Catholic church in Fresno’s Chinatown is like no other in the U.S. Here’s why
On a quiet street in Fresno’s Chinatown, a one-of-a-kind Catholic church that once served Chinese laborers and families remains rooted in community and tradition.
St. Genevieve Catholic Church, which sits on a one-block square at Tulare and C Streets, is said to be one of the smallest parishes in the world — as well as the only Catholic church in North America that has a distinctly Chinese design.
“It’s the only church of its kind on the Western Hemisphere, built for the Chinese by the Chinese in the architecture of the Chinese,” said Richard Fritas, a subdeacon and Franciscan brother.

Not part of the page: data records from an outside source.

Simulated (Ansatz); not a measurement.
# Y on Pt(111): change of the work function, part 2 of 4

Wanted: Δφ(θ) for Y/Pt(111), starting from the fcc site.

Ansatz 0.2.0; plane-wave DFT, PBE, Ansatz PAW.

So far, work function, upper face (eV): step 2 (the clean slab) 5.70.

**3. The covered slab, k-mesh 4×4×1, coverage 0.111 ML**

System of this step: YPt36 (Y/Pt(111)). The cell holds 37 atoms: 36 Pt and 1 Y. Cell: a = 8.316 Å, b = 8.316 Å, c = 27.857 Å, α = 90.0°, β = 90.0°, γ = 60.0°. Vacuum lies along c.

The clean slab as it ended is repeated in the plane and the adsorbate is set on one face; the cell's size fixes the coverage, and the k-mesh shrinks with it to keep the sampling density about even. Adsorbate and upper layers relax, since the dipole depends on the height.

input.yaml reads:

Entering the church — a brick building with red and green trim and architecture reminiscent of a pagoda — there are intricate lanterns adorned with dragons, jade and red tassels. The Stations of the Cross carvings on the walls depict the events of Jesus’s crucifixion and burial and others with Chinese features. Statues behind the altar, imported from Taiwan, also portray the Virgin Mary and Joseph with Asian features. The color red, which is associated with happiness, prosperity and celebration in Chinese culture, is prominent throughout the house of worship.
Five percent of Chinese American adults identify as Catholic as of 2023, according to an analysis by the nonpartisan Pew Research Center.
Edwin Lee, 79, is one of them.
Lee, one of St. Genevieve’s longest-attending congregants, grew up a mile west of the church near Edison High School. When he was a child, nuns from the church, Sister Stephanie and Sister Josefa, would come pick up the Chinese children on Sunday morning for catechism, he said.
“They used to come in the station wagon,” he said. “We’re all piled up in the station wagon, 10 of us, and they’d bring us down over here.”
He later moved to north Fresno and got married in St. Anthony’s church near Maroa and Bullard Avenues. But he decided to return to St. Genevieve’s in 1978 so his kids could grow up in the same church he experienced. Though his kids have grown up and moved to southern California, Lee and his wife, Rena, remain involved in projects like fundraisers to help maintain the church.
Lee said he likes the strong sense of camaraderie at the small church. But the main reason he still attends to keep in touch with his past.
“We gotta come back to our roots,” he said.
Catholic church’s long history in Chinatown
Gena Lew Gong, a professor of Asian American studies at Fresno City College and Fresno State, organizes walking tours in Chinatown for her students. They often gather in the basement of St. Genevieve’s for meetings.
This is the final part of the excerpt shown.